Big Data issues and challenges affect any scientific enterprise. Traditionally, most enterprises have addressed the big data issues of volume, velocity, and variety in isolation; with the advent of low-cost sensors and edge computing, the scientific enterprise must increasingly address these issues in combination. This special issue on data-driven science explores the issues of data volume, data variety, and data velocity through a single lens. It puts forward novel dynamic and analytic methods for some classical problems in scientific data management such as dependency estimation, constructing wavelet synopses, and schema evolution. The issue advances the state of statistical and scientific database management by providing data-driven guidance for knowledge discovery and analytics.

We present three papers on the topic of data-driven science. In “A Framework for Dependency Estimation in Heterogeneous Data Streams”, Fouché et al. address the problem that an incoming data stream may consist of a variety of data such as numerical, ordinal or categorical. The authors develop a dependency estimation framework for heterogeneous data streams based on Monte Carlo methods. This framework detects patterns and dependencies in heterogeneous data streams.

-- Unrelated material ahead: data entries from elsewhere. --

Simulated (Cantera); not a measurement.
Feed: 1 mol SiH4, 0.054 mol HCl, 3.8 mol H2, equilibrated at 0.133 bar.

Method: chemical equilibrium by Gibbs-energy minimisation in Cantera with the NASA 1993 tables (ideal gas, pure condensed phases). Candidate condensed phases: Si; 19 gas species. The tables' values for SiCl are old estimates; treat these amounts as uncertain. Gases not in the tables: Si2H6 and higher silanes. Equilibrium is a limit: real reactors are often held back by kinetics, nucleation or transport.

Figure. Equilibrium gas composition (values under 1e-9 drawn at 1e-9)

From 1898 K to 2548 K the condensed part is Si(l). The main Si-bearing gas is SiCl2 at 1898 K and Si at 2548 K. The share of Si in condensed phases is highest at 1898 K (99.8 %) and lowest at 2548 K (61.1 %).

In "Workload-Aware Wavelet Synopses for Sliding Window Aggregates", Mytilinis et al. address volume and velocity challenges in a data stream by summarizing it with wavelet-based methods. They show their higher-accuracy workload-aware methods to be scalable for memory-constrained edge devices.

Finally, in "CHiSEL: A User-oriented Framework for Simplifying Database Evolution", Schuler et al. consider the problem of managing a variety of data in relational databases which necessitates a database administrator to continually undertake schema evolution. They propose a higher level algebra to assist such an administrator and show the efficacy of this algebra using benchmarks.